Minneapolis – Conservation Minnesota Voter Center today released the Minnesota delegation’s scores on the League of Conservation Voters’ 2018 National Environmental Scorecard. The Scorecard is the primary yardstick for evaluating the environmental records of every member of Congress, and the full report is available online at scorecard.lcv.org.

“As the Administration continued their assault on our most important environmental protections, Minnesota’s State Senators stood up for clean energy, public lands, and our lakes, land, and way of life,” said Conservation Minnesota Voter Center’s Executive Director Paul Austin.  “We are proud to have these Senators in Congress working to protect Minnesota’s communities.” 

The 2018 Scorecard measures votes cast during the second session of the 115th Congress. In Minnesota, 2 House members and both Senators earned a score of 75 percent or greater. The average House score for Minnesota was 40 percent and the average Senate score was 100 percent.

The full delegation’s scores for 2018 are: 

Senator Klobuchar 100%

Senator Smith 100%

Rep. Walz 14%

Rep. Lewis 0%

Rep. Paulsen 34%

Rep. McCollum 97%

Rep. Ellison 74%

Rep. Emmer 0%

Rep. Peterson 20%

Rep. Nolan 77%

Rep. Walz and Rep. Ellison have historically received higher scores than they received for the 2018 session. Within LCV’s scorecard structure absences are scored as negative votes. Both Representatives had several absences as they campaigned for the state offices of Governor and Attorney General.

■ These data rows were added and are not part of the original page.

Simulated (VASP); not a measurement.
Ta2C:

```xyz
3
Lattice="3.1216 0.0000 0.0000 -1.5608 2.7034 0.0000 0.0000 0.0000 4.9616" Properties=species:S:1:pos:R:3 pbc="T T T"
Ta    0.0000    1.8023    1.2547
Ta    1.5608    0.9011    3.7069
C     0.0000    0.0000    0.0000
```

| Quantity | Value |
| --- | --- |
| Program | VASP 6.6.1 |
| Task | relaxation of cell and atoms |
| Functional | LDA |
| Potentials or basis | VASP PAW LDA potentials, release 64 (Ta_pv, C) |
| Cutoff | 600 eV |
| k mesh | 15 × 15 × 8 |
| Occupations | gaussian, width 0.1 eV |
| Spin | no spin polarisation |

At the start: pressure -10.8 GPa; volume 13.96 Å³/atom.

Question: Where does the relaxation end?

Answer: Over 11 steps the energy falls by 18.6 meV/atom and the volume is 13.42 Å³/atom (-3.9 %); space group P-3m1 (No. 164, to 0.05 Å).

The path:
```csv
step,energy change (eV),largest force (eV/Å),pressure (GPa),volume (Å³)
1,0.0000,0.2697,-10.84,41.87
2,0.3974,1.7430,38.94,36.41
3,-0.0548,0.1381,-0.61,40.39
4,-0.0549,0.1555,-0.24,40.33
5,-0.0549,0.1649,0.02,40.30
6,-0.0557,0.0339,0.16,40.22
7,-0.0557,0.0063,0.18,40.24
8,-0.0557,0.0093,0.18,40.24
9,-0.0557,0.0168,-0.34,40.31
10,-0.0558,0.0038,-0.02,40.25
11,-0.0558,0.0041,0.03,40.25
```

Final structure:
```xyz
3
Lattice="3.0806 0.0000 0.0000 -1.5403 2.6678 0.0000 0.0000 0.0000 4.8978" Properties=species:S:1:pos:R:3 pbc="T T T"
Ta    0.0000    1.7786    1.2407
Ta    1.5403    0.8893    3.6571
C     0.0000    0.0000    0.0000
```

The 2018 Scorecard included 35 House votes and the Scorecard includes 14 Senate votes. Scores between parties reveals that, once again, a deep divide on conservation issues remains. Republican leadership drove their caucuses to an abysmal average score of eight percent in both chambers of Congress. In stark contrast, Senate Democrats and the Independents who caucus with them earned an average score of 95 percent, and House Democrats earned an average score of 90 percent.

LCV is excited to move forward after the 2018 session and the last eight years of working with an anti-environmental U.S. House. LCV Senior Vice President of Government Affairs Tiernan Sittenfeld says “We could not be more excited to work with the new pro-environment House majority to protect our air, water, lands, and wildlife, combat the climate crisis, and hold the Trump administration accountable.”

LCV has published a National Environmental Scorecard every Congress since 1970. The Scorecard represents the consensus of experts from about 20 respected environmental and conservation organizations who selected the key votes on which members of Congress should be scored. LCV scores votes on the most important issues of the year, including energy, climate change, public health, public lands and wildlife conservation, and spending for environmental programs. The votes included in the Scorecard presented members of Congress with a real choice and help distinguish which legislators are working for environmental protection. More information on individual votes and the Scorecard archive can be found at scorecard.lcv.org.